But a bold experiment last year by local law enforcement authorities in northern China, giving suspects the right to remain silent during questioning, attracted widespread media coverage and added fuel to a simmering legal debate.

Central government authorities struck down the experiment in the fall. But the affair showed how increasing exposure to foreign legal practices has created great expectations for change in Chinese society.

Media coverage “created the false impression that China is on the verge of instituting the right to remain silent, or that it has already happened,” said Cai Dingjian, a legal scholar with China’s legislature.

The publicity “expressed the hopes of scholars and the media,” Cai said. “But it’s a question of the entire legal system--it can’t be achieved by some police station somewhere saying it respects the right to remain silent.”

The experiment’s failure also showed how far China is from meeting the requirements of international human rights conventions, particularly the International Covenant on Civil and Political Rights, which Beijing signed in 1998 but has not ratified.

The covenant does not mention a right to remain silent, but it requires that all signatory nations refrain from compelling suspects to confess or testify against themselves.

Last year’s experiment occurred in the Shuncheng district of northeastern China’s Fushun city. In 1997, district prosecutors began formulating rules that would not only allow suspects to remain silent during questioning but also would make confessions--voluntary or not--inadmissible in court.

Dubbed “Confession Equals Zero,” the rules were finalized in May and subsequently implemented, according to official media. The rules were not applied to cases involving murder, manslaughter, official corruption or those in which there were no witnesses.

The experiment was part of an effort to provide safeguards against the persistent problem of police extracting confessions through torture.

But the effort flew in the face of centuries of tradition, in which law enforcement’s use of torture to obtain confessions was common and legal. The Chinese language used the same word, xing, to mean both law and punishment. Chinese law did not articulate individual rights and contained little distinction between civil and criminal law.

Still, top prosecutors in Liaoning province, where Fushun is located, hailed the experiment as a positive step, according to the official Liaoshen Evening News, and the story began to ripple through the Chinese media.

But authorities in Beijing thought otherwise about the move.

“We’re no longer using the ‘Confession Equals Zero’ regulations,” one Shuncheng district prosecutor explained by telephone recently, declining to be named. “Our superiors were dissatisfied” with the regulations and the ensuing media coverage, he said, adding that the media had exaggerated the story.

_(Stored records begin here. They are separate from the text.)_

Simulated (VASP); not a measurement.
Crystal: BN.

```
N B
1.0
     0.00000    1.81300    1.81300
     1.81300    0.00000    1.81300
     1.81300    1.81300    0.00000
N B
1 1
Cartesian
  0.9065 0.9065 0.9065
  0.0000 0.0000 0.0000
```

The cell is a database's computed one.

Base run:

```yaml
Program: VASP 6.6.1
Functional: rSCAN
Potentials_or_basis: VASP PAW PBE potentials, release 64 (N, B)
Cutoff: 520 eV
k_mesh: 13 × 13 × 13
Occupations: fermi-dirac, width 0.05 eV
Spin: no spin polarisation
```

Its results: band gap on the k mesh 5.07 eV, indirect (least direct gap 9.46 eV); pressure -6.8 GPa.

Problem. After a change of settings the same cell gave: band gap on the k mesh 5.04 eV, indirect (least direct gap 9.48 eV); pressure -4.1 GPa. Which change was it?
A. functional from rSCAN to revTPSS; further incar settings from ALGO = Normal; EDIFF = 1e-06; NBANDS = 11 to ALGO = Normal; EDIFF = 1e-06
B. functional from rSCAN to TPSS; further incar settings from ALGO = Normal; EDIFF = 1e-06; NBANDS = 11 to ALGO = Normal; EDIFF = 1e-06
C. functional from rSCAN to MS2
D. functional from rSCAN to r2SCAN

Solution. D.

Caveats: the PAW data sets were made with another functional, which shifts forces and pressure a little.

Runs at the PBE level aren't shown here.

Experts say that because the regulations disallowed voluntary confessions, they conflicted with China’s criminal procedure, which lists confessions as one of seven kinds of evidence admissible in court.

The Chinese media also jumped on a story last year about a local police station in central China’s Wuhan city that allegedly allowed suspects to remain silent during questioning. The police later denied the reports.

Accounts of how the station had removed the “Leniency to those who confess” motto from the walls of its interrogation rooms stoked discussion of the policy, which many experts said has been useful in law enforcement.

Because the courts consider confessions so important, and forensic science in China is so rudimentary, coercing confessions remains an illegal shortcut for police to solve criminal cases.

Most Chinese who oppose instituting the right to remain silent share the sentiments of U.S. opponents of so-called Miranda rights. They believe that the policy would tie police officers’ hands and allow criminals to escape punishment.

On the other side, the current policy “should not be used to pry suspects’ mouths open,” said China University of Politics and Law professor Hong Daode. Hong argues that courts should indeed show leniency to suspects who cooperate with authorities but also that those guilty of crimes have a responsibility to confess.

Legal scholar Cai has described China’s legal evolution with three metaphors. In the traditional view, the law is a knife handle, used by autocratic rulers to oppress the citizenry. In the second stage, the law is a conductor’s baton, used by the state to orchestrate a society. In the most advanced stage, the law is a horse’s rein, used by citizens to limit the state’s powers.

In Cai’s opinion, China has only recently advanced to the second stage.